Its vast catalogs will help answer fundamental questions about the origins of planets, stars and galaxies, and provide a feast of data for astronomers to munch on for decades to come.
Thanks to next-generation technology, WISE's sensitivity is hundreds of times greater than its predecessor, the Infrared Astronomical Satellite, which operated in 1983.
WISE will join two other infrared missions in space -- NASA's Spitzer Space Telescope and the Herschel Space Observatory, a European Space Agency mission with important NASA participation.
WISE is different from these missions in that it will survey the entire sky. It is designed to cast a wide net to catch all sorts of unseen cosmic treasures, including rare oddities.

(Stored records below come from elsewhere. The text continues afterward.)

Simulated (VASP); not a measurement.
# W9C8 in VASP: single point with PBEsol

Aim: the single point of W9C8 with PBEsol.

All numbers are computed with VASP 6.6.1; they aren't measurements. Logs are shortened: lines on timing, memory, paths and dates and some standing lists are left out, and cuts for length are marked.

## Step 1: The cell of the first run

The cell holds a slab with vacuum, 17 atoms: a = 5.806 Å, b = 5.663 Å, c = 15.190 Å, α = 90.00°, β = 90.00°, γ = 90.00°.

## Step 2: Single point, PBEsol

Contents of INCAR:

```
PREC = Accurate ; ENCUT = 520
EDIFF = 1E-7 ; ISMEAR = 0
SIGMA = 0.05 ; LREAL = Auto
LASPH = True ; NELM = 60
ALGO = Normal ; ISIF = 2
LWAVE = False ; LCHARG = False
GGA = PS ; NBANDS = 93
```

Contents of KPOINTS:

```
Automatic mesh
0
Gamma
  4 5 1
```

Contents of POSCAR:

The closest of WISE's finds will be near-Earth objects, both asteroids and comets, with orbits that come close to crossing Earth's path. The mission is expected to find hundreds of these bodies, and hundreds of thousands of additional asteroids in our solar system's main asteroid belt.
By measuring the objects' infrared light, astronomers will get the first good estimate of the size distribution of the asteroid population. This information will tell us approximately how often Earth can expect an encounter with a potentially hazardous asteroid.
WISE data will also reveal new information about the composition of near-Earth objects and asteroids -- are they fluffy like snow or hard like rocks, or both?
The next closest targets for WISE are dim stars called brown dwarfs. These Jupiter-like balls of gas form like stars but fail to gather up enough mass to ignite like stars. The objects are cool and faint, and nearly impossible to see in visible light.
WISE should uncover about 1,000 in total, and will double or triple the number of star-like objects known within 25 light-years of Earth. What's more, if a brown dwarf is lurking closer to us than the closest known star, Proxima Centauri, WISE will find it and the little orb will become famous for being the "closest known star."
The most distant objects that will stand out like ripe cherries in WISE's view are tremendously energetic galaxies. Called ultraluminous infrared galaxies, or ULIRGs, these objects shine with the light of up to a trillion suns.
They crowd the distant universe, but appear virtually absent in visible-light surveys. WISE should find millions of ultra-luminous infrared galaxies, and the most luminous of these could be the most luminous galaxy in the universe.
Other nuggets to come out of the WISE survey will be newborn stars; disks of planetary debris around young stars; a detailed look at the structure of our Milky Way galaxy; clusters of galaxies in the far universe and more.
The most interesting finds will lay the groundwork for follow-up studies with other missions, such as NASA's Spitzer Space Telescope, the Herschel Space Observatory, NASA's Hubble Space Telescope, NASA's upcoming SOFIA airborne telescope and NASA's upcoming James Webb Space Telescope. Powerful ground-based telescopes will also follow up on WISE discoveries.
As with past all-sky surveys, surprises are sure to come. For example, one of the most surprising finds to come out of the Infrared Astronomical Satellite mission was the discovery of excess infrared light around familiar stars like Vega and Fomalhaut. Astronomers soon determined that the excess light comes from pulverized rock in disks of planetary debris.
The findings implied that rocky planets like Earth could be common. Today hundreds of astronomers study these debris disks, and Hubble recently captured an actual photograph of a planet orbiting Fomalhaut within its disk.
WISE will orbit Earth at an altitude of 525 kilometers (326 miles), circling Earth via the poles about 15 times a day. A scan mirror within the WISE instrument will stabilize the line of sight so that snapshots can be taken every 11 seconds over the entire sky.
Each position on the sky will be imaged a minimum of eight times, and some areas near the poles will be imaged more than 1,000 times.
The mission's sensitive infrared telescope and detectors are kept chilled inside a Thermos-like tank of solid hydrogen, called a cryostat. This prevents WISE from picking up the heat, or infrared, signature of its own instrument.
http://www-a.jpl.nasa.gov/missions/mi...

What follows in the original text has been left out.